Wednesday, April 16, 2014

Feasibility of machine learning: Hoeffding's inequality and Vapnik-Chervonenkis dimension

Here $\nu$ is the probability of your hypothesis function agrees with the actual observation within your sample, and $\mu$ is the same probability within the whole population.

Hoeffding's inequality tells us that if sample size $N$ is large enough and our tolerance $\epsilon$ is not too stringent, then the probability of our model getting it right within the sample is very likely to be close to the probability of our model getting it right in the whole population, thus enabling us to evaluation the usefulness of our model.

When we have multiple hypothesis, say $M$, then $P[|\nu - \mu| > \epsilon]$ will get larger, if we suppose all these $M$ hypotheses are disjoint, then

\begin{align} P[|\nu - \mu| > \epsilon] \le 2Me^{-2\epsilon^2 N} \end{align}

This presents a problem for us: if $M$ is infinity, then our model will probably never get close to reality. Fortunately, given a finite data set, $M$ couldn't be infinity. For example, in a binary classification situation, when the dependent variable $y$ can only take 0 or 1, then $M \le 2^N$.

Now let's look at 2 examples. In each case $M < 2^N$, because some hypotheses couldn't be a result of linear separation.

Here comes the idea of a break point, which means when the number of data point is larger than a certain threshold, $M$ will definitely be less than the upper bound $2^N$.
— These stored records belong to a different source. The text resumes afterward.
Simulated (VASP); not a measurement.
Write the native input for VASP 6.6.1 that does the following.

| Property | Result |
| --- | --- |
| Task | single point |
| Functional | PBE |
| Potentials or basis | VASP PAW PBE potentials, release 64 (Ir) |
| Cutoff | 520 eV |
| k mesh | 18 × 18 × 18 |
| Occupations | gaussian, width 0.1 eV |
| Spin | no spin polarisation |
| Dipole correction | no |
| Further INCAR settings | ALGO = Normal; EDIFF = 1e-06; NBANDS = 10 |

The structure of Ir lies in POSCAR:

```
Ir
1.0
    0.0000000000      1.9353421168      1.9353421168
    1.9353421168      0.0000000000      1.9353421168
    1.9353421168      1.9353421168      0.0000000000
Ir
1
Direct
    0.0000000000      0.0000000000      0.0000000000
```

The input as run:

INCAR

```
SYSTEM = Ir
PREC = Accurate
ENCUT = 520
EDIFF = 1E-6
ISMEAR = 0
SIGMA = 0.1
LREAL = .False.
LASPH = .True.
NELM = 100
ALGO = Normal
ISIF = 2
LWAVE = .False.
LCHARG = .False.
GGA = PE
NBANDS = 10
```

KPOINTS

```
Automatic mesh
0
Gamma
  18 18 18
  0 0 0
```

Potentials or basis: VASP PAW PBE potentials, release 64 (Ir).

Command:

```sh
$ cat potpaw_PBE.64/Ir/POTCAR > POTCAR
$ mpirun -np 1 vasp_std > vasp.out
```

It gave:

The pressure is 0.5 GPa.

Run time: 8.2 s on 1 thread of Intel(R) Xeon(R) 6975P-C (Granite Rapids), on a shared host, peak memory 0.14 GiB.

These can be calculated easily, for example $$N+1 < 2^N$$ $$(1/2)N^2 + (1/2)N + 1 < 2^N$$

$2^N$ is already a huge step down from infinity, but we have even better news. It turns out once there is a break point , the magnitude of $M$ will drop further from $2^N$ to polynomial:

As an illustration, suppose we have 3 data points in total and the break point is 2, then for any 2 out of the 3 points , we cannot form all possible $2^2$ hypotheses, if you enumerate all $2^3$ hypotheses, you will find only 4 of them are possible due to this restriction:

Here is a proof for $M$ will drop further from $2^N$ to polynomial. Define the number of possible hypotheses (called the growth function) as a function of the number of data points N and the breakpoint k i.e. $B(N, k)$.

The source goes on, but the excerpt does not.